Taking Aim at Tehran's Elite

U.S. allies worry about tactics

Posted October 19, 2007

They may be the hardest of the hard core, the fiercely ideological "true believers" in Iran's Islamic revolution, as one U.S. official puts it. As the Bush administration aims to step up pressure on Iran, it is focusing on the Iranian Revolutionary Guard Corps, the armed guardians of Iran's theocracy.

Supreme leader Ayatollah Ali Khamenei with the new IRGC chief, Gen. Mohammed Ali Jafari.
Supreme leader Ayatollah Ali Khamenei with the new IRGC chief, Gen. Mohammed Ali Jafari.

U.S. officials offer a bill of particulars against the 125,000-strong IRGC: support for insurgents in Iraq, backing for Hezbollah in Lebanon and Hamas in the Gaza Strip, and the operation of an alleged clandestine nuclear weapons program that President Bush insists must be shut down. "The Revolutionary Guard is often at the forefront of these bad activities," says a senior administration official. "They're lighting the tinder."

But taking action is proving tricky. Officials allude to a painstaking interagency effort to uncover the Guard's concealed web of economic interests and to detail its suspected role in nuclear matters. "It's hard to tease out," one official said of the Guard's opaque business connections. Washington is pressing allies and others to scrutinize their commercial contacts with Iran. They are being told, says the official, that "there's a good chance the hidden hand behind it is the Revolutionary Guard."

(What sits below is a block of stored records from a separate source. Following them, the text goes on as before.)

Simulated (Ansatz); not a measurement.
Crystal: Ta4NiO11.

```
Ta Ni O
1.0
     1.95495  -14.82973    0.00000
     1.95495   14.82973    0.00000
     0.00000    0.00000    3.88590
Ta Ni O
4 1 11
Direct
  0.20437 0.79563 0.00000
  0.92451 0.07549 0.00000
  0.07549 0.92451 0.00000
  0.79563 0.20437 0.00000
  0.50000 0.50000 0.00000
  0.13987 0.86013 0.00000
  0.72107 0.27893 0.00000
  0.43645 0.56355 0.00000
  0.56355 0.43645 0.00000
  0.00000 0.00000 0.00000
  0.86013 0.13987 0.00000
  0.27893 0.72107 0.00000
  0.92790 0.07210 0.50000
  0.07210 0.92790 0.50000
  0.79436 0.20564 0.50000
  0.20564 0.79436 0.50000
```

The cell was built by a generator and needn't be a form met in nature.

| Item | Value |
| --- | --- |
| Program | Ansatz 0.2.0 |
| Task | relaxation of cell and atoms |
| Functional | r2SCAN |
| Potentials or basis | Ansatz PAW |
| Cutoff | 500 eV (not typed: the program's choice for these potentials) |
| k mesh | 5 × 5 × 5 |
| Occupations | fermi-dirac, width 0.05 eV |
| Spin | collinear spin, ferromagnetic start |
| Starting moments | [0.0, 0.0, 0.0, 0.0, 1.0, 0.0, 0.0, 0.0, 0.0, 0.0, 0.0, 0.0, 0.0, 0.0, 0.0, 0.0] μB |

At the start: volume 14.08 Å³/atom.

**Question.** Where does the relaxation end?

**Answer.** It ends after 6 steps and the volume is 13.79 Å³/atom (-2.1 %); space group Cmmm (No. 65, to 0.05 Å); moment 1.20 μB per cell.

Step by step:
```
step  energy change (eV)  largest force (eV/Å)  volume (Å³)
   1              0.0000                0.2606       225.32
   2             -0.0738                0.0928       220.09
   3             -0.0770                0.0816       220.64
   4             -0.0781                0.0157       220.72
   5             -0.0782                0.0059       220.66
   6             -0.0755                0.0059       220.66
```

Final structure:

Two months ago, news leaks indicated that the administration was preparing to escalate matters with a presidential decision to designate the whole Guard, or its elite Quds Force foreign operations wing, as a terrorist group subject to additional sanctions. Should that happen, it would apparently be the first time an official defense agency of some country has been labeled a terrorist group, let alone one allegedly facilitating deadly attacks on Americans.

But while the Senate went on record last month with a resolution favoring that step, administration officials now are tightlipped about how, and even whether, they will proceed. One issue has been the reaction of foreign allies, anxious that President Bush may be taking a step toward a military showdown. U.S officials deny that interpretation.

European diplomats, U.S. News has learned, are warning the Bush administration that IRGC designation would devastate whatever prospects remain for Iran-related diplomacy at the U.N. Security Council, where the administration is trying to get Russia and China to back further sanctions if Tehran doesn't halt its nuclear program. Given the IRGC's pervasive role in Iran's politics and economy, the designation is also seen by some critics as overly broad, steering the United States and its allies away from a policy of targeted sanctions and toward seeking regime change. Says Kenneth Katzman, a veteran Iran expert at the Congressional Research Service, "The Europeans pushed back."

Follow the money. The terrorist designation would hit at the Guard's considerable commercial activities. It is a commercial powerhouse, involved with more than 100 companies and managing billions of dollars in business, much of it courtesy of no-bid contracts. Its construction and civil engineering arm has virtually squeezed out competitors. IRGC interests range from assembling Mazda cars, expanding the Tehran subway, and running trading companies to telecommunications, agriculture, and oil and gas projects. It has contracted to develop parts of Iran's South Pars gas field. It briefly shut down the new Tehran international airport in an apparent strong-arm tactic to shelter its own air shipments and wrest control of the facility from a foreign consortium.

Says Treasury Secretary Henry Paulson, "It is increasingly likely that if you are doing business with Iran, you are somehow doing business with the IRGC." The administration is hoping that casting the spotlight on the Guard will prove bad for business.